Enterprise projects powered by machine learning will have cross-functional teams. Which role will take the lead on integrating the team’s efforts will vary, most often in the enterprise it will be a product manager or program manager. However, at times it will be a line manager or UX design lead or data scientist. Whoever takes this role needs to make sure the project goes beyond being an interesting technical exercise and actually delivers real value to the organization. To accomplish this we should take a human centered holistic approach to planning and managing the project.

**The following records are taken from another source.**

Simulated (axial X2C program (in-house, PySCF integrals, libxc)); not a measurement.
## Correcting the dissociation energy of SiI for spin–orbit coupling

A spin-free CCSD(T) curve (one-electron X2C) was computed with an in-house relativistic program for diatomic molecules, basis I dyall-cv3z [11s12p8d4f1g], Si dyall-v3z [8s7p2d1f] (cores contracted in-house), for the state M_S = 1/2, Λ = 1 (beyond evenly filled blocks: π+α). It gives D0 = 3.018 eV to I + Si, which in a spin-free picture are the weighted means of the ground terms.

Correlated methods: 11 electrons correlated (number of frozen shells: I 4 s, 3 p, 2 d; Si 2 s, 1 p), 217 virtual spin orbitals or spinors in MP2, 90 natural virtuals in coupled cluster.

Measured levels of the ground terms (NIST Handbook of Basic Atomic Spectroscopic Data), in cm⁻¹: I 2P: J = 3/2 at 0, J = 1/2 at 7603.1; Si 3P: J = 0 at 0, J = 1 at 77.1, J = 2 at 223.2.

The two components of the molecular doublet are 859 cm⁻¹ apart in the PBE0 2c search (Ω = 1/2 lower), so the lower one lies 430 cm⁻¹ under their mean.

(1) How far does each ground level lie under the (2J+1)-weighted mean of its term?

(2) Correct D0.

Josh Lovejoy and Jess Holbrook from the Google UX team shared an interesting post recently on “Human-Centered Machine Learning” that directly addressed this point. They covered:
- Don’t expect Machine learning to figure out what problems to solve
- Ask yourself if ML will address the problem in a unique way
- Fake it with personal examples and wizards
- Weigh the costs of false positives and false negatives
- Plan for co-learning and adaptation
- Teach your algorithm using the right labels
- Extend your UX family, ML is a creative process
They had some valuable detail on these topics. Our top takeaways were:
ML is a team sport
Initial proof-of-concept projects executed by trophy data scientists have often been executed by a siloed and relatively isolated data science team. Now as the investment and expectations for AI are ramping up, we can expect data scientists to be more integrated and enterprise projects to be driven by cross-functional teams. Those players include PMs, UX designers, quality assurance, devops, line managers, etc. Each of those folks needs to bring expectations to a machine learning project that are different from what they have ingrained in them from years of working on traditional software projects
Josh and Jess’ post touches on multiple implications of this trend. For example they point out that a “big challenge with ML systems is prototyping”, emphasising how prototyping ML systems that adapt based on the data they encounter is fundamentally different from traditional systems with logic fixed by the development team. This change in prototyping obviously impacts UX designers, PMs, functional managers, etc. who are involved in creating prototypes and acting on the results of user testing.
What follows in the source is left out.